I ain’t no Eminem, no T-Pain,
I’m a young Dalit guy using his brain,
To speak of his people,
Who are made to work in your sewers…
Let me tell you they are real human beings
Who are made to go through your stinking pit.

Caste struggle and rap music may seem like an odd combination to the quintessential rap lover. But for Sumeet Samos, a 23-year old post-graduate student in Jawaharlal Nehru University (JNU), rap was a natural progression from writing about the atrocities on his Dalit community. “I used to keep writing about manual scavenging, suicides of Dalit students, etc. until one day when I noticed that there was a rhyme to my writings and I began composing rap.”

Mobilisation through music is not new to the Dalit movement. Over generations, a host of Dalit musicians have sought to challenge caste oppression through songs, ballads and paeans. More recently, existing folk traditions are being blended with Western and international forms to attract new age listeners on social media. An entire generation of Dalit singers, who wear their caste identities on their sleeves, is conjuring up Dalit pride through music which seeks to challenge and annihilate oppressive practices.

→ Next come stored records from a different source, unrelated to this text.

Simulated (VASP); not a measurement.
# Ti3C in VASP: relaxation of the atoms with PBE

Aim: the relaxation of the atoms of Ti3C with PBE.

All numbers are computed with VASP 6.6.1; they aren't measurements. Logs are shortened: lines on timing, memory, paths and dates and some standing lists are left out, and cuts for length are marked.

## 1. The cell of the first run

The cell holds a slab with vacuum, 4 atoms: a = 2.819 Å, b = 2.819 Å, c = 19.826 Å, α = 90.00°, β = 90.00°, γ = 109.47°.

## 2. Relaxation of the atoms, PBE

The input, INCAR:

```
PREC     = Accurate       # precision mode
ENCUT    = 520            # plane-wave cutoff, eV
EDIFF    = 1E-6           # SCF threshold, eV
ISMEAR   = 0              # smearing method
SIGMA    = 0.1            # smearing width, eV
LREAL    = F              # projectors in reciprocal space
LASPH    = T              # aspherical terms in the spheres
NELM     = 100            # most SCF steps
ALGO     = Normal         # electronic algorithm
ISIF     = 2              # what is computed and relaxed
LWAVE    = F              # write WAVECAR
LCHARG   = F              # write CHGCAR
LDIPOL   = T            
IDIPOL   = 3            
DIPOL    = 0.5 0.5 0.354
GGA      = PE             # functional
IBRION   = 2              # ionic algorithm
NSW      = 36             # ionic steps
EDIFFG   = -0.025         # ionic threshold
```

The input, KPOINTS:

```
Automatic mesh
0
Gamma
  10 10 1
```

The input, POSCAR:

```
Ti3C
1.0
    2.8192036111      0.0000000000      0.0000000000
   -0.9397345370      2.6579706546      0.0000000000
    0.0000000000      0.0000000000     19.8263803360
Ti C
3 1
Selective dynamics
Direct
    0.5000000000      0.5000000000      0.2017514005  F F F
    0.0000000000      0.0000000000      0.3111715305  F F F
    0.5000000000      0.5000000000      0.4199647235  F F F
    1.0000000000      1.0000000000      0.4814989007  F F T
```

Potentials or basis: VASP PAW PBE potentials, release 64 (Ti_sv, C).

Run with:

Samos is part of this new protest culture, and his fight against the 2500-year-old caste system has adopted a style of resistance that was born in West Africa, and traveled to African American neighborhoods.

“Speeches (on caste) can be long and dry…Sometimes people don’t even listen. With rap, I can sum up our message crisply and powerfully,” says Samos, whose parents had converted to Christianity in the false hope of eluding caste oppression, he added.

Samos¸ who is the first person in his family to go to college, grew up singing and creating music about caste and corporate brutality in his basti in Koraput, Orissa. However, it was only three months ago that he began posting videos of his compositions on Facebook.

Greeshma Rai, a Chennai-based lawyer, calls it “Ambedkarite rap”, and says that rap has been an “unoccupied space” in caste struggle. “I hope his music is mainstreamed to an extent that Ambedkarite rap becomes a genre in itself.”

In the social media universe cluttered with pictures of exotic foods and vain selfies, Samos’ rap videos have rudely disrupted people’s carefully constructed lives and drawn their attention to the question of caste. But he is not promoting his work by sending his songs to media portals. “You know, going to someone and asking for something is difficult for me, since we’ve been doing this forever,” Samos, who has dabbled in poetry, photography, and hip-hop dance, said.

The experience of segregation between “us” and “them” is unmissable in his vocabulary. In his music too, Samos uses a generic “you” to project his anger.

“Back in the day, even when someone wouldn’t talk to me because they were busy, I would attribute their behaviour to a caste bias… I would think all upper-castes are the same,” he said.

Samos’ life is replete with incidents of atrocities and discrimination. “As a child, I would question why I had to be born in this family. Caste was so internalised in my mind that I believed we even smell differently,” he said, speaking of the crisis of identity that beleaguers the lives of scores of Dalit children and adolescents across the country. Their anxieties are evident in Samos’ lyrics.

Look what you’ve done
The pain has still not gone.
You made me question my parents, my birth, my human existence,
My appearance, my food, my clothes, my smell , etiquette, mannerism.

With an increasing number of children from marginalised communities pursuing primary and higher education, government institutions continue to tick boxes of diversity within the classroom. But Samos speaks of how harrowing the lived realities of such statistical progress can be. “In school, upper caste boys would tie my hands to the fan and leave me there for hours, with oil smothered on my face”. When he shifted to Bhubaneswar for high school, he recalls, the harassment became worse – as opposed to what commonplace understanding of cast dynamic in cities would have us believe.

But Samos, whose music, is assertive, subversive and unapologetic, had had enough. When the discrimination became “too much”, he got rid of the internalisation of his inferiority, and began to question. “I even threw a notebook at a casteist teacher once”.

But JNU was no different. Samos speaks of the “invisibilised forms of discrimination” in JNU as well – a space he otherwise loves. Ostensibly “progressive professors” in the university are no paragons of equality in reality, he claims. “In viva tests, we (Dalit students) are invariably marked low…Even though we perform well in written exams.” Clearly, after what has been a lifetime of oppression for him and his family, Samos has a sharp eye for veiled forms of discrimination.

Tirna Chatterjee, a student at the School of Arts and Aesthetics at JNU, says Samos’ music is interesting, because he is seeking to alienate not just the Right, but also the elite Left through his compositions. Samos says he is not actively seeking to forge unity with either the Left or the Right. To promote Ambedkar’s message is his only motivation, he says.

There is also perhaps disillusionment with established norms in general. Fiery and subversive, his music has little patience with critical sensibility – deliberately so. In an impromptu composition for ThePrint, he raps:

When I rap, I don’t subscribe

To your critical merit 

and musical understanding 

To express my people’s view is my only longing

Because you’ve stripped us of our human belonging.